A photographer and graphic designer from Northern California is creating nostalgic posters of all of America’s national parks in a style inspired by the Works Progress Administration artwork of the 1930s and 1940s.
Rob Decker, who was born and raised in Northern California and now lives in Colorado, said he has been shooting beautiful scenes at national parks for the past 50 years, since the age of 8, when he took pictures on black-and-white film with his first Kodak.
He’s well on his way to creating a posters for each of the 61 national parks.
“I’ve been to 50 of the 61 national parks, and expect to get to a couple more this year—probably Great Basin in Nevada and Congaree in South Carolina,” he said.
Some of the national parks and recreation areas that adorn his posters include several in California, including Yosemite, Redwood and Joshua Tree, Big Bend (Texas), Olympic and Mount Ranier (Washington), Everglades (Florida), Great Smoky Mountains (Tennessee-North Carolina Border), Lincoln Memorial and several others in the nation’s capital, Mount Ranier (Washington), Grand Canyon (Arizona) and Yellowstone (Wyoming).

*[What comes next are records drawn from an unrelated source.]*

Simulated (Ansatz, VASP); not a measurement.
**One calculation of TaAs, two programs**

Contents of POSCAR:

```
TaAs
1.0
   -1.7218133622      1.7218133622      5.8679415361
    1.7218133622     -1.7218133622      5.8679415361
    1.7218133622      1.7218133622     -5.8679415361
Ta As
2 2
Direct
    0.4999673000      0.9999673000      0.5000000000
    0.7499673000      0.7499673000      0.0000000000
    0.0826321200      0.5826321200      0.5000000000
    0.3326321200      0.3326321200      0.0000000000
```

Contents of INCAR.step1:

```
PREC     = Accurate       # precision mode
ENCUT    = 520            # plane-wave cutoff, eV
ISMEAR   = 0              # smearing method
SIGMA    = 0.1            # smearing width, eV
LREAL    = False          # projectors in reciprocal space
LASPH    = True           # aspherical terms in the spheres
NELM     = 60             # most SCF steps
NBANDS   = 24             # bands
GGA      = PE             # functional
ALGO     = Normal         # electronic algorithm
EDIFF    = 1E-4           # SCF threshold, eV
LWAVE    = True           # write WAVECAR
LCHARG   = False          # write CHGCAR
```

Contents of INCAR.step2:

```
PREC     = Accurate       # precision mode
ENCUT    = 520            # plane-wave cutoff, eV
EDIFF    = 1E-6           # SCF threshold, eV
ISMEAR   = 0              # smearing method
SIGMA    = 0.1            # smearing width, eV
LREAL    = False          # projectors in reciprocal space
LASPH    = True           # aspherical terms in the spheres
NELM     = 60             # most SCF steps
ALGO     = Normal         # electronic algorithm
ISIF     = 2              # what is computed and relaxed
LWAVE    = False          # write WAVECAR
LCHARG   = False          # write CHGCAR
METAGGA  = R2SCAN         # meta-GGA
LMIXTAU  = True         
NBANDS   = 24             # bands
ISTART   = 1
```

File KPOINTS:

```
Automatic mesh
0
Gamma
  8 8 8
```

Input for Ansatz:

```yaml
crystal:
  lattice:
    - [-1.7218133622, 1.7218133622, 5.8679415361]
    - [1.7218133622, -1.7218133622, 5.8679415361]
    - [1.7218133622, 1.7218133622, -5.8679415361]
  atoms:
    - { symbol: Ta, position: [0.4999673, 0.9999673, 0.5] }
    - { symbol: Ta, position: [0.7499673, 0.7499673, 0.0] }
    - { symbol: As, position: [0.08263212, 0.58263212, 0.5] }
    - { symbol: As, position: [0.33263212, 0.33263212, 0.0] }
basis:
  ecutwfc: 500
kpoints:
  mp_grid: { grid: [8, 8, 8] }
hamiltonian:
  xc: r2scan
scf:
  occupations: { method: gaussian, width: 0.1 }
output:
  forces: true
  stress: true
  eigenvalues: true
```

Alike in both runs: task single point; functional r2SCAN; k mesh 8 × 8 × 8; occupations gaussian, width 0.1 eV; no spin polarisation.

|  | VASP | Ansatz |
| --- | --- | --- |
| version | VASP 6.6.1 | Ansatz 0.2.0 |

He loves all of the parks he’s visited and photographed, but holds a special affinity for Yosemite National Park, with its giant sequoias, clear lakes and rugged Sierra Nevada mountains.
At 19, he apprenticed under famed Yosemite photographer Ansel Adams.
“My greatest connection to Yosemite is the summer of 1979, when I had the rare privilege of studying under Ansel Adams,” Decker said. “I was just 19, and I appreciate the experience now more than ever. We photographed the valley as well as the high country— everything in black and white, of course—and also worked on traditional darkroom methods and printing techniques.”
“It was the moment that brought my love of photography and the national parks together, and I have been exploring and photographing them ever since,” he told The Sacramento Bee. “Today, Yosemite tops the list as my most favorite National Park.”
Back when camping reservations weren’t required at popular Yosemite, Decker and his family would drive up from the Bay Area and find a spot to pitch a tent.. Later, he backpacked with friends there and even camped overnight on Half Dome.
His grandparents honeymooned there in 1920s and his brother got married in Yosemite Valley Chapel.
Decker said he hopes his artwork will encourage people to get out and explore the parks, like he has his entire life, and create their own nature experiences.
“Our national parks are more than just public lands — they’re part of a cultural legacy to share with future generations,” he said. “So it’s important to inspire the next wave of supporters and stewards.”
National parks draw more than 330 million visitors annually. Decker is giving 10 percent of his proceeds to organizations that support the parks.
Decker digitally manipulates photographs and adds text to describe in a few words each of the parks’ symbolic features, along with the name of the park.
His website says he designed and developed a process to create the WPA-style effect, by taking a series of high dynamic range photographs, and then turning the composite HDR photograph into graphic art.
Each 13-by-19-inch poster is numbered, signed, dated and printed on a 100 percent recycled stock. They cost $35 each.
WPA was a sweeping employment and infrastructure program created by President Franklin D. Roosevelt during the Great Depression.